Network performance profiling#

ROCm Systems Profiler supports network performance profiling. It can be performed using two methods:

Sampling conventional NIC metrics using PAPI#

Network performance profiling for conventional network interfaces that support TCP/IP is done using Performance Application Programming Interface (PAPI). This method profiles standard network events. You can sample the events based on standard network interface counters. Follow the steps to list all the network events, sample them using configuration parameters, instrument and run the generated binary, and visualize the Perfetto trace.

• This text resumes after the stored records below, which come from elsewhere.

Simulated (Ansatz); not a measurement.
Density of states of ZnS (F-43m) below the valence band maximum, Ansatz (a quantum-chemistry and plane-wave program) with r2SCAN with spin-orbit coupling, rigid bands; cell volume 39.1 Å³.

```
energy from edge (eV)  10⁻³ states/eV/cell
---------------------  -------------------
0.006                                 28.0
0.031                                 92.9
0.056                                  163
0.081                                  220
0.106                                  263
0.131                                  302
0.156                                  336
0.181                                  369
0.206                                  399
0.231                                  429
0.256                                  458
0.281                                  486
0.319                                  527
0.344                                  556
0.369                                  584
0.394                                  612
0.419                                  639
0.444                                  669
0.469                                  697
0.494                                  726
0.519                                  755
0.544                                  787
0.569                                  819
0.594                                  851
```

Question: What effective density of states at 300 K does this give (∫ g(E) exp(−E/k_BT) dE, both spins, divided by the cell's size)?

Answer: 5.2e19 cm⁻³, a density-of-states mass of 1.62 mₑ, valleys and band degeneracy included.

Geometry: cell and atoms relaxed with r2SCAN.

List available network events#

List all the network events that can be traced on the system by running the command:

rocprof-sys-avail -H -r net

For example, if the name of system’s NIC is enp7s0, the output is:

|-------------------------------|---------|-----------|-------------------------------|
|       HARDWARE COUNTER        | DEVICE  | AVAILABLE |            SUMMARY            |
|-------------------------------|---------|-----------|-------------------------------|
| net:::enp7s0:rx:byte          |   CPU   |   true    | enp7s0 receive byte           |
| net:::enp7s0:rx:packet        |   CPU   |   true    | enp7s0 receive packet         |
| net:::enp7s0:rx:error         |   CPU   |   true    | enp7s0 receive error          |
| net:::enp7s0:rx:droppe        |   CPU   |   true    | enp7s0 receive droppe         |
| net:::enp7s0:rx:fif           |   CPU   |   true    | enp7s0 receive fif            |
| net:::enp7s0:rx:fram          |   CPU   |   true    | enp7s0 receive fram           |
| net:::enp7s0:rx:compresse     |   CPU   |   true    | enp7s0 receive compresse      |
| net:::enp7s0:rx:multicas      |   CPU   |   true    | enp7s0 receive multicas       |
| net:::enp7s0:tx:byte          |   CPU   |   true    | enp7s0 transmit byte          |
| net:::enp7s0:tx:packet        |   CPU   |   true    | enp7s0 transmit packet        |
| net:::enp7s0:tx:error         |   CPU   |   true    | enp7s0 transmit error         |
| net:::enp7s0:tx:droppe        |   CPU   |   true    | enp7s0 transmit droppe        |
| net:::enp7s0:tx:fif           |   CPU   |   true    | enp7s0 transmit fif           |
| net:::enp7s0:tx:coll          |   CPU   |   true    | enp7s0 transmit coll          |
| net:::enp7s0:tx:carrie        |   CPU   |   true    | enp7s0 transmit carrie        |
| net:::enp7s0:tx:compresse     |   CPU   |   true    | enp7s0 transmit compresse     |
|-------------------------------|---------|-----------|-------------------------------|

Configure the parameters#

To track bytes and packets sent and received by NIC enp7s0, configure the parameters as follows:

ROCPROFSYS_PAPI_EVENTS = net:::enp7s0:tx:byte net:::enp7s0:rx:byte net:::enp7s0:tx:packet net:::enp7s0:rx:packet

Sample configuration parameter settings look like:

ROCPROFSYS_SAMPLING_FREQ=10
ROCPROFSYS_USE_SAMPLING=ON
ROCPROFSYS_TIMEMORY_COMPONENTS=wall_clock papi_array network_stats
ROCPROFSYS_NETWORK_INTERFACE=enp7s0
ROCPROFSYS_PAPI_EVENTS=net:::enp7s0:tx:byte net:::enp7s0:rx:byte net:::enp7s0:rx:packet net:::enp7s0:tx:packet
PAPI_NET_REFRESH_LATENCY=100000

Details of the configuration parameter settings configured in the example are:

  • Sampling Frequency: 10 samples per second

  • TIMEMORY: Outputs the summaries for the wall_clock, papi_array, and network_stats components.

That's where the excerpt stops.